Sunday next before Advent: Matthew 25:31-46
This parable is the teaching on what God's judgement will be like. In most Bibles it's actually called "The Judgement". The problem is that Jesus tells it all wrong. Based on what many of us have been told, it should have been about "the righteous" entering heaven purely because of their belief in Jesus, no matter how they lived their lives. "You were right to believe in me - come you who are blessed by my Father, take your inheritance" is what Jesus should have said to the sheep.
And the others (the goats) should have been people who, although they lived good lives, never actually believed the right things about Jesus. "But Lord," they would have cried, "we fed the hungry and showed compassion to the poor!" To which Jesus should have responded "Yes, and I would love to save you, but sadly I cannot since you never actually accepted me as your lord and saviour.".

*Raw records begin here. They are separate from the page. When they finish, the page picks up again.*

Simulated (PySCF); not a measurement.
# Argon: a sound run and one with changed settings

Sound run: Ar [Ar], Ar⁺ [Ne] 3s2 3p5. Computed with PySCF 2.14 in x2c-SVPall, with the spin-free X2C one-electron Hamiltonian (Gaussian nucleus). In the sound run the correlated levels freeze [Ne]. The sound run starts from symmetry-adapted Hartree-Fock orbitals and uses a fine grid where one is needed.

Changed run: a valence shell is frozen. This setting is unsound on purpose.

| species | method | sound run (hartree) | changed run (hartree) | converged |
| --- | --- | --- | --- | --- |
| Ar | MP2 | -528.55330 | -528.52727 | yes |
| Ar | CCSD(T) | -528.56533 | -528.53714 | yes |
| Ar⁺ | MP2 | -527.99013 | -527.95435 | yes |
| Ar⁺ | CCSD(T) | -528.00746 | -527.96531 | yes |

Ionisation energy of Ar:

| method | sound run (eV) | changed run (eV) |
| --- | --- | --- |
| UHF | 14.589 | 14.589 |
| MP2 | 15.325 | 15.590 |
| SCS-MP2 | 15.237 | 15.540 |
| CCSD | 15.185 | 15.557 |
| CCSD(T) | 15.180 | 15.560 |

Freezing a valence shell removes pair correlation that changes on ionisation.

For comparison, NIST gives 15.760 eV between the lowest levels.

In fact, Jesus doesn't just ignore the standard evangelical narrative here - he completely reverses it. Having assembled "all nations" before him, God divides them into two groups, the "righteous" and the "unrighteous". In both cases, no mention whatsoever is made of what these people did or did not believe before they came to the judgement. What distinguished one from another was based entirely on how compassionately they lived their lives. Basically, whether or not they were kind.
This is intended by Jesus to catch us off guard. Even the characters in the parable itself are surprised by how the final judgement was actually playing out. This, as with many of the parables, is meant as a warning to those of us who think we have it all sewn up. Perhaps we, like the religious leaders of Jesus day, have come to assume that we are automatically entitled to a share of God's kingdom simply by virtue of being the "true believers". We need to be reminded that God can raise up "true believers" from the very stones of the earth. Living compassionately, however, is up to us. It also cautions us about dismissing others just because they don't believe the same things about Jesus as we do. These "others", Jesus warns, could be entering the Kingdom of God ahead of us.
No matter what we claim to believe - in the end Jesus seems mainly concerned about how we really live our lives here and now. Perhaps because this reveals what we actually believed all along. Want to enter life right now and at the judgement? Then feed the hungry, care for the sick and look after the stranger. Belief matters, but love wins.